However the only action immediately proposed, by the Australian Government only, is to put in place a mechanism that will tell roamers exactly what these excessive charges are.
Releasing the draft report, communications minister, Senator Stephen Conroy, said: "One of the most common complaints that I hear is from people who return from overseas and are confronted by a mobile phone bill that runs into the hundreds or even thousands of dollars. They are angry about the excessive charges and they are angry about not knowing how much they are being charged in the first place."
Little though this is, it is more than his New Zealand counterpart, Amy Adams, has promised, which is absolutely nothing. However she has claimed credit for recent reductions in roaming charges.
She said: "New Zealanders have started to enjoy lower roaming prices recently, and there is no doubt that the pressure created by our joint investigation has been a key factor in this reduction."
She added: "It is my expectation that New Zealanders at home and across the Tasman should be able to expect fair and equitable pricing and a clear understanding of the costs," but gave no indication as to when, or how, this wish might be fulfilled.
The next stage is for public submissions to be received on the draft report. These are due by 27 September, and neither government has given any indication of developments beyond that point.
The Australian Government's review of international mobile roaming charges has been underway since 2008 when it kicked off a House of Representatives enquiry into international roaming charges.

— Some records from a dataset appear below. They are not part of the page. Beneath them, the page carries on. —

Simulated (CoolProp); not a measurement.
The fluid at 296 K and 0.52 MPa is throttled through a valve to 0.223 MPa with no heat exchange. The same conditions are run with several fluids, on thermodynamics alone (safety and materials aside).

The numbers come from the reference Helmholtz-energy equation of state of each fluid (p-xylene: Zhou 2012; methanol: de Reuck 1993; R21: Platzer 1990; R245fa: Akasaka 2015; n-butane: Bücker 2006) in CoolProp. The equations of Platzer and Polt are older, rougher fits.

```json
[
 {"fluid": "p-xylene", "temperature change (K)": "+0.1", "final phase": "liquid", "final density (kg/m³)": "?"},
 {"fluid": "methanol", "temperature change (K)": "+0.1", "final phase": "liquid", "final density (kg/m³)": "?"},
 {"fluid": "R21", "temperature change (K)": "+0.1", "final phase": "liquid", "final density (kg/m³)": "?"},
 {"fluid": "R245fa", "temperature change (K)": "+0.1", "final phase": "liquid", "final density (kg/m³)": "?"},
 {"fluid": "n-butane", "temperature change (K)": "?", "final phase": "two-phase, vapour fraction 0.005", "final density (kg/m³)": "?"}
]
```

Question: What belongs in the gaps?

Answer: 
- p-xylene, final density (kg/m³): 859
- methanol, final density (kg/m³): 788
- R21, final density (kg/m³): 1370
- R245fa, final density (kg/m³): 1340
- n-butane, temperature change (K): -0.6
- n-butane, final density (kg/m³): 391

The enquiry tabled its report in March 2009. Its primary recommendation was that: "The Australian Government pursue a policy of regulating the framework for the wholesale cost of roaming through bilateral and multilateral negotiations with other countries, ensuring that countries with the largest number of Australian visitors are given priority."
The joint Australia- New Zealand initiative came as a result of that recommendations and got underway in May 2010 with the launch of a discussion paper. A year later the two governments launched a formal investigation into trans Tasman roaming charges, of which today's draft report is the outcome. The initial timetable was for release of a final report in early 2012, to be preceded by the, just released, draft report.
DBCDE has also released a public version of a report commissioned form the Wik consultancy. It is he third such exercise. In 2008 KPMG was awarded a $76,000 contract for the provision of expert advice on international mobile roaming charges and early in 2011 Frontier Economics scored a $72,000 contract for trans-Tasman mobile roaming analysis.